Here's an example: our Polk County testing calendar, which is mostly full of state tests and the NAEP. We've done a pretty good job of reducing district testing from its peak just prior to my election. It could be argued that everything on the calendar is a state requirement in one way or another. And nothing more symbolizes the fraud and harm of the last 20 years than this test calendar. All of that hierarchy-imposed testing has done nothing but kill the growth of our children, including on tests themselves. Which again, Florida can't stop lying about, with the eager help of corrupt national "rankings" and "report cards."
I will never again vote to establish that test calendar in Polk County. But I do not question the power of Richard Corcoran and Kelli Stargel and Jacob Oliva to impose it. I'm just declining to do it for them. They are the top of the hierarchy; they can own the engine of fraud and harm for your children. I will not.
We started to discuss this a bit at our Tuesday School Board work session. You can see it below, starting at about 52:00.

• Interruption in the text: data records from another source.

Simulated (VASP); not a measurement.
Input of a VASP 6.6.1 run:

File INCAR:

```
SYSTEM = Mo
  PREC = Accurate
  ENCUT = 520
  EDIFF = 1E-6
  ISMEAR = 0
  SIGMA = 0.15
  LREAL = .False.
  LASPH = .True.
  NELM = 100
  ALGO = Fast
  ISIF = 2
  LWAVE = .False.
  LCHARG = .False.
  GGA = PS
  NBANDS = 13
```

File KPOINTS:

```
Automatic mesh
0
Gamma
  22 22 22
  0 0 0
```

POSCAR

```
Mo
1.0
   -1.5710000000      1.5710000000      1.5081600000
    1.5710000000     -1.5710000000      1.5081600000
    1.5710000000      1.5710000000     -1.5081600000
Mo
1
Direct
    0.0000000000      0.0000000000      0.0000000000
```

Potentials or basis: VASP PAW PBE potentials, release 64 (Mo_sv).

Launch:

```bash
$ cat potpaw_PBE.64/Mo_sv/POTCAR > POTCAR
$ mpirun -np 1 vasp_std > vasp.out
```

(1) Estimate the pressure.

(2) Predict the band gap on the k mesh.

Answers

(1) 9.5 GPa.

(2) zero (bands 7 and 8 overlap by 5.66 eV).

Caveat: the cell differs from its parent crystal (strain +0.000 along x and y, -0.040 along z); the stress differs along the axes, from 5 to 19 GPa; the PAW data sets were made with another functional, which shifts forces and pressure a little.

Now, what happens if the entire board votes not to impose the test calendar? I asked that in our meeting; and everybody looked at each other and went \_(ツ)_/¯.
Here's what I would expect, based on the ruling of the activist judges: Corcoran and Oliva would just order their employee, Mrs. Byrd, to impose the test calendar. And I would submit to that under protest. That's how the hierarchy works -- and how life as an advisory board works. I think it would be a lot easier on Mrs. Byrd, too, honestly. Clarifying lines of authority always is.
Remember, here is the language of the decision: "This broader supervisory authority may at times infringe on a school board’s local powers."
And we've established that means "any" or "all" because there are no demonstrated limits. So when I vote "no," I would expect the state to infringe, as they have the legal right to do at any time. If they want their calendar and their engine of fraud so badly, the activist judges can give it to them. And I'll exact a political and public price from them for it.
Here's the fun speculation: would someone try to coerce me into voting "yes," even though my vote lacks any legal standing to halt their infringement? Are they so desperate to make board members complicit in their two-decade fraud that they would use the power of the state to punish me for a thought crime? I don't know; but I kinda like that fight for what I'm trying to accomplish. So bring that on. And think if every Florida School Board voted no on every test calendar -- and said, "do it your damn self, DoE."
That would be quite a story.
Also, the activist judges give Richard Corcoran the right to jam his buddy Ralph Arza's charter school down our throats, even though I'm very concerned that any school that chooses Arza as its public face will treat parents exactly the way Corcoran's good friend Arza is known to behave.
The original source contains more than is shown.